Chik-fil-A topped the 2017 Temkin Experience Ratings not for having chicken sandwiches that stand above the fast food competition, but for qualities like their pristine restaurants and exceedingly friendly, knowledgeable staff. A sprawling shoe selection didn’t catapult Zappos.com into the upper echelon of e-commerce juggernauts, but the company’s customer-first culture and employee development program did.

As these brands prove, nailing the customer experience (CX) is not a one-and-done feat. Customer habits and preferences are fickle things. Consumers’ growing technology dependence, paired with the rise of digital-first brands like Lyft, Netflix and Spotify, puts pressure on all organizations to regularly upgrade their customer service and support strategies.

Today, many brands are overdue for improvement. West UC’s recent survey of 200 contact center and customer experience decision-makers found that organizations have a long way to go – in terms of technology and internal processes – to fulfill their true CX potential.

Legacy tools and metrics are holding contact centers back

Let’s start with the good news: CX leaders feel there is tremendous opportunity hiding in their contact centers. Eighty-eight percent agree that the contact center can play a major role in defining and proactively managing the customer journey across channels.

Fulfilling this prophecy, however, will take a considerable amount of reverse engineering. Currently, less than half (47%) of CX decision-makers strongly agree their contact centers meet customers’ needs. Even fewer (29%) emphatically feel their contact centers can design and deliver a seamless CX between different platforms.

The roots of this problem are twofold, the result of both antiquated technology and an incomplete approach to measuring CX.

According to West UC’s research, just over half (53%) of contact centers measure customer satisfaction, roughly one-third (35%) measure CX and fewer (25%) track customer effort. Without an accurate picture of where a brand’s customer initiatives stand today, there is no clear path toward meaningful change.

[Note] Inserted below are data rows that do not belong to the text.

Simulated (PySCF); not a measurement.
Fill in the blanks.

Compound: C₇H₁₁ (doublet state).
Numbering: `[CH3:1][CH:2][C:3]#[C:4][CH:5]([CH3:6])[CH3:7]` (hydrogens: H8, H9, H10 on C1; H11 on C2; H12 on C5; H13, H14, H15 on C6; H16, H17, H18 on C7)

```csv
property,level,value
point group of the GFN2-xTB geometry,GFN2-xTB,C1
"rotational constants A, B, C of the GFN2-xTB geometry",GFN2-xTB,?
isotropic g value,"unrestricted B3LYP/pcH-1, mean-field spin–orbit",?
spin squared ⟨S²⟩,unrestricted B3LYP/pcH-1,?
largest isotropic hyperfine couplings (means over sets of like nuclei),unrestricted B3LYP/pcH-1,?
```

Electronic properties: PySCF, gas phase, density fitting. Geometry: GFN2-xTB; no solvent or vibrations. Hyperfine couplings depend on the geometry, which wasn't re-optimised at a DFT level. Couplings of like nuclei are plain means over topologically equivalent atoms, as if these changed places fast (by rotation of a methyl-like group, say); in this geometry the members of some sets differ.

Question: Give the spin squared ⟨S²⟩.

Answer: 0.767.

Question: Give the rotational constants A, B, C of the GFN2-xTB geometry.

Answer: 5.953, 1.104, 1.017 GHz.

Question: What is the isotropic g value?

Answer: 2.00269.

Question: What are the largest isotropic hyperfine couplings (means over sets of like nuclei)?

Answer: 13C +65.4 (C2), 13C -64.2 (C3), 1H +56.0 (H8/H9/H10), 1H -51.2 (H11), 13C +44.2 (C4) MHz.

Similarly, just 57 percent of respondents say “ensuring technology keeps pace with changing customer behavior” is a high priority for their team. As a result, many contact centers are weighed down by clunky on-premises communication systems and disparate tools that fail to integrate easily. Less than half (45%) of contact center agents can view a customer’s prior contact history (regardless of channel) in a single desktop system – leading to longer service calls, more unresolved issues and perpetual customer frustration.

Trailing behind the digital adoption curve

Another dose of optimism: Contact center leaders aren’t blind to the trends unfolding around them. Eighty-eight percent of respondents expect digital interactions to surpass voice calls by 2020 (or sooner), and the same amount feel digital channels are a chance for contact centers to “own” their brands’ CX.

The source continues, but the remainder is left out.